In Western culture in the 19th Century verse writing peaked as a popular way to pass the time, not just for poets or aspiring poets, but for people in their day to day lives, and it was used with versalitity. People even wrote verse because it was easier for them than to compose whole paragraphs of prose. In cultures where people often sing the metrics and the rhyme in poetry come easily. And that was the case throughout Western culture until the 20th Century took hold. Poetry writing as a common practice continued to flourish in pockets of culture where singing also flourished, such as many parts of the American South.

Those days are long gone. Metrics hold an association in the mind with a bygone time that many people feel should be restored. But the reality is that free verse began in the same Victorian era, in the middle of the 19th Century because versalitity in poetry flourished then.

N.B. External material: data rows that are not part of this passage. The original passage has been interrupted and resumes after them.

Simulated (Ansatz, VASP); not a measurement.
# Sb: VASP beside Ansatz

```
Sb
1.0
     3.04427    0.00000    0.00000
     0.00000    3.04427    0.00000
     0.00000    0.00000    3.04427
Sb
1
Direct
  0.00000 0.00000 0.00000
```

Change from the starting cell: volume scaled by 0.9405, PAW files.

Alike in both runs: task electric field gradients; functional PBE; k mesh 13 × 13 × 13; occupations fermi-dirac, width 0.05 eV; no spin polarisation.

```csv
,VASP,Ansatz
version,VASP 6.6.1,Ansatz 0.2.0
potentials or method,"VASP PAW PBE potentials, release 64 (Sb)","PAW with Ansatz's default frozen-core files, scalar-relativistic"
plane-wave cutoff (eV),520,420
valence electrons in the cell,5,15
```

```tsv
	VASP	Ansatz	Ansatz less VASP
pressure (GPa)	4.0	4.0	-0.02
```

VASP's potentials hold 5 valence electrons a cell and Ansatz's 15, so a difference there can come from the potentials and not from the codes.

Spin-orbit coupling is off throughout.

Free verse parallels in use, influence, and necessity, free indirect discourse in fiction. Free verse should more accurately be called free indirect verse because what's free is the discourse in the poem. Leaves of Grass has the equivalent role in poetry to Madame Bovary in fiction. This is not going to be undone. Free verse does not require the poetic equivalent of stream of consciousness or poetic dadaism or anything highly experimental.

The fact that everyone who writes at all right now has to live with is that the literary arts are shrinking in influence and use in Western culture, without any sign of a reversal.

Metricists who are serious about aspiring to write very good poetry, that's when metrics become formalism, are competing for a shrinking pool of crumbs left from the poetic pie with the poets who are continuing to take the greater risks with free indirect verse. I think the competition gets strange when Western metricists and Western free verse poets are competing over haiku.

There's probably nothing stranger going on in Western poetry than metricists and free verse poets competing over the definition of haiku; which has no discourse, no narrative, no rhyme, no mythology, no meter, no cadence; in Western terms.



[This message has been edited by albert geiser (edited April 18, 2005).]

Henry Quince 04-18-2005 06:49 AM

Janet, I have no Japanese, but I believe the essence of haiku and senryu resides in their images, which can — though doubtless less well — be rendered in languages other than Japanese.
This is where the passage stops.